August 2018 – Home office and body corporate insurance

Committees are often concerned about the impact of a lot occupier’s home office in a residential complex.  There are relevant BCCM adjudications that have upheld the use of a home office providing all by-laws are being respected (such as not causing a nuisance).  Different councils have different rules about whether approval of the office is required.  Generally, councils permit operators to self assess whether approval is required.  For typical paper based home offices, self assessment will usually identify that approval is not required.

An additional concern for a committee will be the impact of the home business to the public liability insurance of the body corporate.  The Act requires public risk insurance to be at least $10 million for the common property covering both person and property.  All strata policies have exclusions such as not paying claims arising under the policy unless liability would have attached to You in the absence of such a policy.  So if a lot occupier has a home based bicycle refurbishment business, and someone is test riding a push bike on common property, gets their shoe lace caught in the wheel, falls off and severely injured themselves, the body corporate insurer will deny the claim.

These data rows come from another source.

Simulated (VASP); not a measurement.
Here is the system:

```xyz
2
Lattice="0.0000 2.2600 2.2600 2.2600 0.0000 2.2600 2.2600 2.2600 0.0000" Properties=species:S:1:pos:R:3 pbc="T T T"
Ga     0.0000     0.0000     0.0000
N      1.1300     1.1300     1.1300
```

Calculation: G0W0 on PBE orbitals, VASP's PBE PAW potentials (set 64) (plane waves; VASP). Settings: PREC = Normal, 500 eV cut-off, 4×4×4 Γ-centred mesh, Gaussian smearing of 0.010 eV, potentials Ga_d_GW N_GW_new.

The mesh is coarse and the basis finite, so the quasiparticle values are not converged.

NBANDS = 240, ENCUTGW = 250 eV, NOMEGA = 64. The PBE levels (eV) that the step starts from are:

If the home business operator has public risk insurance then the body corporate can breathe more easily.  However, if the home operator does not, it is fairly likely that court action may ensue and the body corporate will be implicated in the action (because that’s what the lawyers will do)  Hopefully, the body corporate will not be out of pocket and the end of the day .. but who can say .. and who wants that angst.

What can the body corporate do?  If the committee perceives that there is an increased risk of liability, then they are required to inform their insurer.  Without any other action, the insurer could respond by cancelling the policy.  In this specific example, the committee could consider introducing a by-law that prohibits riding of bicycles on common property.  This will help to mitigate the risk.  However, a by-law must not discriminate between types of occupiers so the prohibition will need to apply to all users of the common property.

Another possibility is introducing a by-law that requires the owner or occupier to maintain public risk insurance if they are conducting a home business.  However, adjudication decisions have been very clear that such a by-law would be invalid as it imposes a monetary liability.

The solution is to create a by-law that requires a lot owner or lot occupier to gain committee consent in order to use their lot for any other purpose than a residential purpose.  The committee can then consider applications and impose reasonable conditions.  In the example described in this post, they would reasonably be able to impose a condition that relevant public risk insurance of at least $10 million covering both property and person be obtained annually and certificates of insurance be forwarded to the Secretary.